Thursday, April 19, 2007

It ain't bad…Eggplant

Eggplant Parmesan

I have little to no experience with egg plant, mom says she tried to cook it once, but it tasted awful. I personally don't remember this, even though it happened in the last couple years. So when Mike and I went to the produce section of the real grocery store this past weekend, we had no prejudices. The zucchini seemed too swishy, so we took the next best appetizing-looking vegetable…an eggplant.

I really had no idea what to do with it, but since when has that stopped me, right?

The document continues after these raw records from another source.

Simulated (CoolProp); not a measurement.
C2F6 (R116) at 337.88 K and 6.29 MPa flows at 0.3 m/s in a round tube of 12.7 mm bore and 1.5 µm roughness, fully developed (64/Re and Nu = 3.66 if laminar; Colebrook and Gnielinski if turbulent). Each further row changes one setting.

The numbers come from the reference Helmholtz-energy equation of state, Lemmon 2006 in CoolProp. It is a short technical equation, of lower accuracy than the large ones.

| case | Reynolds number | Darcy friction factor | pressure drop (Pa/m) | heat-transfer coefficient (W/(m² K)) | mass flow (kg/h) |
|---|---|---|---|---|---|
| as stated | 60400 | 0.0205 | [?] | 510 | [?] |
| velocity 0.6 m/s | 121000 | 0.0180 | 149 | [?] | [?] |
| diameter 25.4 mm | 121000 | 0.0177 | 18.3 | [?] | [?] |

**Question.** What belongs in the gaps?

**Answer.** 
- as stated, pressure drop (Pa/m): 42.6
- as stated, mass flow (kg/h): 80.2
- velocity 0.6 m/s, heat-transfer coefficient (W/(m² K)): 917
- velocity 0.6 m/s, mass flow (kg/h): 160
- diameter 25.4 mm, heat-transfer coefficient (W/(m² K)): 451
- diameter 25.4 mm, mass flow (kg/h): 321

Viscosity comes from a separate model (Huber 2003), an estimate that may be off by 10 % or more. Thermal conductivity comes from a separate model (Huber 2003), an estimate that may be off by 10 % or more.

I remembered Mike's mom ordered Eggplant Parmesan once when we went to Olive Garden and decided 'why not?'

After looking online at a couple recipes, the above is what I came up with. And it was good. Yum!


Eggplant Parmesan
4 servings

• 1 eggplant
• 1 egg, beaten
• 2 or so cups of italian breadcrumbs
• 1 jar spaghetti sauce
• shredded cheese, your discretion
• parmesan cheese
• basil, fresh or dried
• spaghetti, boiled al dente

1) Peel and thinly slice egg plant
2) Dip slices in egg and then cover in breadcrumbs
3) Bake slices in a 325 F oven on a greased baking sheet, 5 minutes each side
4) Spread sauce into a large baking dish, layer eggplant on top of sauce
5) Sprinkle with parmesan, shredded cheese and top with basil
6) Bake in 325 F oven for 30 minutes or until golden brown
7) Serve 3 slices on top of a bed of spaghetti noodles



Not only did I bake a wonderful dinner last night, I also baked Amish Friendship Bread… one loaf at a time. No pictures, sorry. But the sugary, cinnamony goodness…yum. Wonder how long those loaves will stay around? 2 hours of baking, plus an hour of prep and a late night run to Walgreens for a 51 cent box of baking soda (that I had to use my debit card to buy - ugh) was worth it.

I have 3 starters to pass to friends now. In a city that I only know a couple people, hmmm.

1 comment:

Carin said...

Hi Sarah!

Thanks for your letter, I really enjoyed reading it. I'm about to mail your letter, I hope you'll get it soon. It's nice to see this eggplant recipe, I'm interested in trying it out.